Ether (ETH) is at risk of falling below the $1,500 support level as selling pressure mounts from both macroeconomic concerns and significant distribution by co-founder Vitalik Buterin.
The token dropped more than 5.60% on Monday to trade around $1,850, driven by a broader de-risking sentiment in the market. The price decline caused Ethereum to break below the lower trendline of a bear pennant pattern on the charts. This technical breakdown, accompanied by rising trading volume, suggests a continuation of the downtrend. The price target for this pattern is approximately $1,475, which could be reached by the end of February or early March. For bulls to invalidate this bearish setup, they would need to reclaim the pennant’s lower trendline and push the price above the 20-day exponential moving average (EMA), currently sitting at $2,085.
Selling pressure has been exacerbated by actions from Vitalik Buterin. On January 30, Buterin announced plans to sell 16,384 ETH via his Kanro entity to fund ecosystem work during an Ethereum Foundation “mild austerity” phase. Onchain data indicates that approximately 9,000 ETH have been sold in batches since early February. The pace of these sales accelerated over the past 48 hours following a 3,500 ETH withdrawal from the Aave protocol.

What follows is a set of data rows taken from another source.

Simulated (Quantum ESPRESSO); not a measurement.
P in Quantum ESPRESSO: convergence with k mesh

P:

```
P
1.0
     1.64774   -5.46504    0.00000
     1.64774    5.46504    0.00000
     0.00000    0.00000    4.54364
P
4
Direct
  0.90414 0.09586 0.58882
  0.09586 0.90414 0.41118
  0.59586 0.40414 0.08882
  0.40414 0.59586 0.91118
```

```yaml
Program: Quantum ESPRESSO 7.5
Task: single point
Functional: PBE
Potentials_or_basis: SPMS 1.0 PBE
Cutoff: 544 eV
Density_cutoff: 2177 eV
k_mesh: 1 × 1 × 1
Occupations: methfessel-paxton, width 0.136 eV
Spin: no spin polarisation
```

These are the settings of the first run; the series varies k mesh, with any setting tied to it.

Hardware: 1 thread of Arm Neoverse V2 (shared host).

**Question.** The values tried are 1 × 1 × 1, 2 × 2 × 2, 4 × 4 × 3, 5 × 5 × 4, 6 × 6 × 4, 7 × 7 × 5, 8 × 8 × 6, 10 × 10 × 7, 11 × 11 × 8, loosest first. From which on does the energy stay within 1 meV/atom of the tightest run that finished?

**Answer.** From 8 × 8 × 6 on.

Buterin still holds approximately 7,350 ETH remaining to be sold, creating a potential supply overhang for the market. Ethereum’s price has declined 18.55% in February, aligning with the timeline of these distributions. Historical data shows that sales linked to the founder or the Ethereum Foundation often coincide with local tops or significant price declines. In May 2021, the Ethereum Foundation transferred 35,000 ETH (worth approximately $125 million at the time), which was followed by a 50% price drop within weeks. Similarly, a transfer of 20,000 ETH ($95 million) to Kraken on November 11, 2021, coincided with ETH reaching its peak near $4,700 before entering a major decline.